SDM: Do you believe the security systems integration industry as a whole is meeting the needs of end users right now?
Roy: From what we have seen, many end users are frustrated with the way security solutions are sold and delivered today. They feel that some product suppliers are pushing their own brand without a detailed understanding of the needs that the end user may have. They feel that some integrators “lock” them into a technology solution that makes them dependent on ongoing license and service fees without good alternative options.
So, to that extent, the industry has some work to do to really meet the core needs of our customers. There has been substantial progress in some areas, however, with new technologies and integrators that are more focused on end-user outcomes.
Roy: In emerging markets, growth continues to be driven primarily by new construction and the desire for the latest technologies available in the market. In the more mature markets, elevating security to a business asset with measurable business outcomes is an increasingly important market driver. In these markets, we see end users with a traditional view of physical security cutting their budgets. For those end users who consider security as a key element of their business and view it holistically with IT systems and ERP systems, the budgets appear to be going up.
Clearly, the current financial crisis has had a near-term effect on security growth, particularly in the new construction market. Other factors impeding growth include traditional procurement processes that force a narrow view of physical security and reduce its value to an organization.
SDM: How important is open architecture to the future growth of systems integrators?
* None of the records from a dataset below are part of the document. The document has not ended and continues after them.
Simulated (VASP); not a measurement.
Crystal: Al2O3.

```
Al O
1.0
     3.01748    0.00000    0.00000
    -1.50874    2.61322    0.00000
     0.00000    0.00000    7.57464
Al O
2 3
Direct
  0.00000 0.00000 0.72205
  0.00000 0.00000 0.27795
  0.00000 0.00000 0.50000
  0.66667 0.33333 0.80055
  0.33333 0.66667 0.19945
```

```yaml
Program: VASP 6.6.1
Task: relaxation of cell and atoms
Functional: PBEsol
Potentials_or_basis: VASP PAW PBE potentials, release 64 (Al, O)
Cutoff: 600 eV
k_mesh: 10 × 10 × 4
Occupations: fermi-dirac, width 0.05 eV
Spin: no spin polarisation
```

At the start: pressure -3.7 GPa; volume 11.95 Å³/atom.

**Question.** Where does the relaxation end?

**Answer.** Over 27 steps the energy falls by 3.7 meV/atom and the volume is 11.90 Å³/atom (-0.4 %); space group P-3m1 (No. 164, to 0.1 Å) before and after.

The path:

Roy: Open architecture has many definitions, so let’s look at what benefits the end users. End users want the flexibility to have the best-in-class technologies delivered by the best-in class-integrators, with assurance that they are getting value at a competitive price. They also want their building systems to work together seamlessly to enable high-level applications that have direct impact on their businesses or enterprise. So, we believe that the ability of systems integrators to deliver these benefits to their customers will directly impact their future growth.
SDM: What one thing would you like to see the security systems integration industry do differently?
Roy: Some traditional procurement processes tend to hold back the new collaborative model of security and therefore may delay benefits to some end users. Education and increased visibility of successful best-practice approaches to blending physical security with other building systems and integrated applications would benefit the industry and all who participate.